Binary Search Trees

This documentation shows the usage of the functions that are used in order as they appear in the TP3 document.

Part A

BinTree Structure

For more information, consult BinTree

Insertion

To insert an element, simply call addKeyBST

BinTree *root = newBinTree(1);
addKeyBST(root, 2);
addKeyBST(root, 3);

Deletion

To delete an element, simply call removeKeyBST

removeKeyBST(root, 2);

Freeing Memory

To delete all of the nodes that exist in a BinTree, call releaseTree on the address of a BinTree to nullify the pointer and to free all of the nodes that were manually allocated.

releaseTree(&root); // root set to null

Disequilibrium Factor

We can measure the "unevenness" of a graph by comparing the heights of the left and right subtrees of the root. The disequilibrium factor is thus the positive difference between those two values. Therefore a graph with a disequilibrium factor of 0 has two subgraphs that are the same height.

heightBST(root);
deqFactor(root);

Printing

To "print" the graph, use the createDotBST function along with the name of the output file:

createDotBST(root, "output.dot");

Part B

In part B we study how the average height and average disequilibrium factor vary as a function of the size of the graph.

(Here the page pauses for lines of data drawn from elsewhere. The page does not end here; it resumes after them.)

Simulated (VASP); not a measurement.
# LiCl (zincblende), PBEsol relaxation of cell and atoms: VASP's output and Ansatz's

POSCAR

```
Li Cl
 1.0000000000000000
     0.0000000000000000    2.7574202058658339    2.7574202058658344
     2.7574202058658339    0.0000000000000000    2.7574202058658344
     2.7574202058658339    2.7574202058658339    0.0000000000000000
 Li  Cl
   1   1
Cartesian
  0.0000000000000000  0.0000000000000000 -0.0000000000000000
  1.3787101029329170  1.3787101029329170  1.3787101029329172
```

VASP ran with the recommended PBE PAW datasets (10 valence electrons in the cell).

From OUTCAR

Using the range function as defined in the ejovo library will give me a range of different sizes between 10 and maxSize that I can iterate through to store the average heights and disequilibrium factor.

We start off by creating a random graph with the createRandomTree function. This procedure generates a Fischer-Yates shuffle of the elements {1, ..., N} and then adds those elements to a newly constructed BinTree.

We use the heightBST function to recursively compute the height and the deqFactor function to gather the difference between the heights of the right and left subgraphs.